The Fifth Financial Era: Singularity
Traders Magazine Online News, April 5, 2019
Global Financial Data has produced indices that cover global markets from 1601 until 2018. In organizing this data, we have discovered that the history of the stock market over the past 400 years can be broken up into four distinct eras when economic and political factors affected the size and organization of the stock market in different ways. These four eras were Mercantilism (1600-1799), Free Trade (1800-1914), Regulation (1914-1981) and Globalization (1981-).
The first era covers the period from 1600 until 1799 when financial markets funded government bonds and a handful of government monopolies. The British East India Company was established in 1600. For the next 200 years, finacial markets traded a very limited number of securities. After the bubbles of 1719-1720, shares traded more like bonds than equities. Investors were more interested in getting a secure return on their money than investing for capital gains.

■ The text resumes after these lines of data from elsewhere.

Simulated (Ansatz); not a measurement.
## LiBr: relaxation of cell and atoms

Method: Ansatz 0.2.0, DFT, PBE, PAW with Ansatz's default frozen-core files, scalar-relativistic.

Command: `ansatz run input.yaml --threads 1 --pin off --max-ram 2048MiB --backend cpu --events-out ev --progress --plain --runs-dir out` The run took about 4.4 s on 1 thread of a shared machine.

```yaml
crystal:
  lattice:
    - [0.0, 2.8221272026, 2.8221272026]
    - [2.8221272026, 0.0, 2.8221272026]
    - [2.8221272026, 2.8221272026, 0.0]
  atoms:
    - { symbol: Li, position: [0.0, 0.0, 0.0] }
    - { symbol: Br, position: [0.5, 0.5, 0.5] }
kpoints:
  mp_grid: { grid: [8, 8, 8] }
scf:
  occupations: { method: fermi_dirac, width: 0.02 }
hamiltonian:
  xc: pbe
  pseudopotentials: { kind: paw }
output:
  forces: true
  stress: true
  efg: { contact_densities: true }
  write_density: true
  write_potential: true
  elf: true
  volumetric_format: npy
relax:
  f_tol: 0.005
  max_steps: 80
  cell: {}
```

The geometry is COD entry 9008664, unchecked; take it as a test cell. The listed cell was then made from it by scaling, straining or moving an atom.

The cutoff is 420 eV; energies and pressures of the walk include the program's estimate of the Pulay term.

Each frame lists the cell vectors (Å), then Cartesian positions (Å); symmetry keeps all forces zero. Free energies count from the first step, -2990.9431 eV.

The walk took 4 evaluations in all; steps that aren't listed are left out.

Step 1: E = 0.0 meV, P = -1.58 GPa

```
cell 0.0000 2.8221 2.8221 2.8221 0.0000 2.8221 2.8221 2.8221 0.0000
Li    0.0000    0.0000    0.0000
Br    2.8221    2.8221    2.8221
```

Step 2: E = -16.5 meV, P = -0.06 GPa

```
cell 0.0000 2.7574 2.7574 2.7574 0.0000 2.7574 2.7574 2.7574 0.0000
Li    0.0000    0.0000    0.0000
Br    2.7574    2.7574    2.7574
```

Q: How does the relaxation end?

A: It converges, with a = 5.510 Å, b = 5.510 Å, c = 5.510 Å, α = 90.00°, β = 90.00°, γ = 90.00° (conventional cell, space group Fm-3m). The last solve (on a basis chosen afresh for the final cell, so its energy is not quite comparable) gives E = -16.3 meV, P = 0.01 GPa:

The second period from 1800 until 1914 was one of expanding equity markets, globalization of financial markets, and a reduction in the importance of government bonds relative to equities. This changed in the 1790s when first canals, and later railroads changed the nature of financial markets forever. Investors discovered that transportation stocks could provide reliable dividends as well as capital gains. For the next hundred years, investors had the opportunity to invest in thousands of companies that could generate capital gains as well as dividends. Financial markets became globalized and the transportation revolution enabled the global economy to grow. By 1914, capital flowed freely throughout Europe and the rest of the world, enabling investors to optimize returns globally.
The era of free trade came to an end on July 31, 1914 when the world’s stock markets closed down when World War I began. During the war, capital was directed toward paying for the war. Attempts to restore globalized financial markets after the war failed. Financial markets operated on a national level, not on an international level. Before World War I, markets provided similar returns because they were integrated. After the war, national equity market returns diverged because capital was unable to flow to the countries with the highest rates of return. After World War II, Europe nationalized many of its main industries and the United States regulated industries.
It wasn’t until the 1980s that equity markets became globalized once again when deregulation and privatization swept over the world’s stock markets. The poor performance of markets and the economy in response to the OPEC Oil Crisis of the 1970s brought the role of government in regulating the economy into question. Privatization swept over the capitalist economies, and the former Communist countries opened stock markets and began to integrate with the world’s financial markets. The global market capitalization/GDP ratio increased dramatically.
How long the fourth era will last before we move into a fifth era will depend upon technology. The fifth financial era will begin when financial markets reach singularity, where the national markets in financial assets merge into one market and financial markets are not just global, but singular. All financial assets will trade 24 hours a day over computer networks that are connected to every corner of the globe. Markets have almost reached that point in the foreign exchange market, and it is only a matter of time before the market for financial assets reaches that point as well.
Given this, it is our prediction that the financial singularity will occur independently of efforts of existing exchanges to merge into a single market. We believe this will happen in the 2020s, but when and how, we do not know. But even when all this happens, and exchanges disappear, companies will still raise capital by issuing shares to the public, billions of people will still rely upon stocks for their investments, and we will still worry about whether the stock market will go up or go down tomorrow.